Sunday, May 12, 2019

335 days to the UK

The working assumption is that our next major holiday will be in the UK, April 11-24, 2020, with kids.

The original impetus was my mother-in-law's 80th birthday in March, but we couldn't take the kids out of school for two weeks, and it didn't seem right to leave them at home. After all, the last time they saw their cousins was 2 years ago, when they came to New Zealand.

Of course, I'm planning to drop the kids with my in-laws and go do something fun. 🙂

I had hoped our next big holiday was California over Christmas, but my mother hasn't been doing well so we decided to go earlier, without the kids, and though I get enough time off (5 weeks vacation per year), I still can't afford two big holidays. So we'll look at doing another 'staycation' like Christchurch. (I have a friend who recommends one of the Pacific Islands; I'll have to ask which one.)

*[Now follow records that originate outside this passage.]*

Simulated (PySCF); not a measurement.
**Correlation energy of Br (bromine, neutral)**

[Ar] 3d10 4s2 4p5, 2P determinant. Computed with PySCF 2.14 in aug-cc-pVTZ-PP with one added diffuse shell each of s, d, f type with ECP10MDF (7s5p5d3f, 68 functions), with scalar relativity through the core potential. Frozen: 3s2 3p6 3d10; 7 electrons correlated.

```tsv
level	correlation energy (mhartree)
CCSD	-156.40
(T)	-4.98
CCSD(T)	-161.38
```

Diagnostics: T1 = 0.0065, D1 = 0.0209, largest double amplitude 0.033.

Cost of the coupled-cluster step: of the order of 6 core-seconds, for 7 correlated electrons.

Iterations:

It's been 3 years since my last visit, and that was a work visit so I hardly had time to see anyone. I'm so excited to get back, and it will be a long 11 month wait! 

Tuesday, May 7, 2019

Hong Kong

I've never been the south-east Asia. I've been to Beijing and Osaka, but those don't count. I almost went to Thailand -- just after I arrived in New Zealand and while I was still waiting for my work visa, a friend was heading to Thailand and I thought about joining him, but my new girlfriend shut that down quickly. :-)

That said, I've never particularly wanted to go to Southeast Asia. As I noted when I moved to Britain, I can only deal with cultural change in small bites; anything more than that and I get overwhelmed and cranky. But Hong Kong -- a British colony for 100 years -- seemed like a good gateway. It wasn't.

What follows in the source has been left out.